February 6, 2011

Author Q&A: Beyond horrible

Some of Elliott Epstein's book recalling a notorious Maine murder may be hard to read, but in its larger context of child abuse, it's important and timely.

By Tom Atwell tatwell@mainetoday.com
Staff Writer

In 1984, John Lane stuffed 4-year-old Angela Palmer into an oven at an Auburn apartment and turned on the dials. Cynthia Palmer, Angela's mother, was in the next room with her other daughter, Sarrah, at the time.

Lane said Angela had turned into a devil, and he had to get rid of her. The case received worldwide attention.

Elliott Epstein is a lawyer who lives in Auburn, about a mile from where Angela Palmer died. Epstein had a minor role in the trial in which Lane was convicted of murder and sentenced to life in prison, and Palmer was acquitted of any crime.

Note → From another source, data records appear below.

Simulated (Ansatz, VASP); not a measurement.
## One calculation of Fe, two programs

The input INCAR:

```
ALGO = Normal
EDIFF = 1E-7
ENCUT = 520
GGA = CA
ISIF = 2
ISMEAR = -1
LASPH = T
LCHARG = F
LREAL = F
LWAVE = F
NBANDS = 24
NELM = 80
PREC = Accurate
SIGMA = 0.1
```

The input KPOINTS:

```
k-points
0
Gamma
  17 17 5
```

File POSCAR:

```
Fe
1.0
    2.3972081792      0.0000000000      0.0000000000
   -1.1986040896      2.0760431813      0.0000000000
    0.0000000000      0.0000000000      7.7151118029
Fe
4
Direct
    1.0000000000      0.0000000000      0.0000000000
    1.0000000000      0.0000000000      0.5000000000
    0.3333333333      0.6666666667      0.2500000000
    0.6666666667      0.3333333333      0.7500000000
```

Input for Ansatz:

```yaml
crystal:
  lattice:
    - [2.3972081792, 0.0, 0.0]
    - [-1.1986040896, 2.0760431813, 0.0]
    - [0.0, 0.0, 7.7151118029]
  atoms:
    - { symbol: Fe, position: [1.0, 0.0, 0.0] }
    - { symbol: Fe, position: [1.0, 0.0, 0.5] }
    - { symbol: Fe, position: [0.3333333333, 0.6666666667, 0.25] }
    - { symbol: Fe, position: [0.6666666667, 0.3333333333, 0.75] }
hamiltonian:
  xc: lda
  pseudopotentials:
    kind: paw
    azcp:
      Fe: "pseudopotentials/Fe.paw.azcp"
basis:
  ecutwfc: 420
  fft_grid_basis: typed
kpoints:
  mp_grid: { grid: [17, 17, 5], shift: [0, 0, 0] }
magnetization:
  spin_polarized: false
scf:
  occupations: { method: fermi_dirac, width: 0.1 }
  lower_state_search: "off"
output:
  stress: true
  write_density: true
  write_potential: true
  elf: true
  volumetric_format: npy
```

Epstein has written a book that tells about that case and looks at the causes. While "Lucifer's Child," published by Author House, tells the story of the crime and the trial, it also looks at the early lives of Lane and Cynthia Palmer, the abuse they suffered, and how Lane could come to commit such an act and Palmer would be powerless to stop it.

Epstein practices law in Portland and was a reporter for The Portland Press Herald while attending law school. 

Q: At first glance, this is a book about a horrific crime, but it's really a book about child abuse, isn't it?

A: That is correct. I wasn't intending to be the next Stephen King. I wasn't writing the book about the murder of a little girl to be a horror story, but instead to highlight the problem of child abuse. 

Q: What changes should be made to prevent something like this from happening again?

A: A lot of things have already changed over the past 26 years since this happened. Angela's murder was a catalyst for some of them. For instance, more victim advocates were hired in the days immediately after this case, more child protection workers were hired. Police departments instated officers who were trained to investigate child-abuse cases, particularly sex-abuse cases.

So in some sense things have changed for the better, but there still is a lot that needs to be done. For instance, I think that one of the things highlighted by this book is that when children are abused -- particularly sexually abused by their father, stepfather (or) mother's boyfriend -- that very often the mother will be passive or turn a blind eye, and that tends to be linked to the abused-woman syndrome. These women have been so beat down emotionally and physically that they don't have the psychological ability to do something to protect their own children.

One of the things that has to be done is to make a better effort to reach out to abused women. This isn't something that necessarily has to be done by the government. It can be done by private organizations. These women need to be reached, given treatment, educated and given a support system so they are able to protect their own children. 

Q: My family members and people at the office looked at the cover and title of your book, found out what it was about, and reacted with disgust. You can tell they are not really interested in reading this. Is it selling OK, do you expect it to sell OK, and what is the audience?

A: The audience in part are the people living in the community where it happened. The memory about this incident runs very deep. Secondly, I think it is a book for professionals in the field, not strictly as an academic-type book -- there are no footnotes. It is a kind of case study for people in the field, who work for abused-women's shelters, social workers and psychologists. I also would like to see it offered as an educational tool for abused women undergoing treatment so they can see what the probable result is of failure to change their patterns.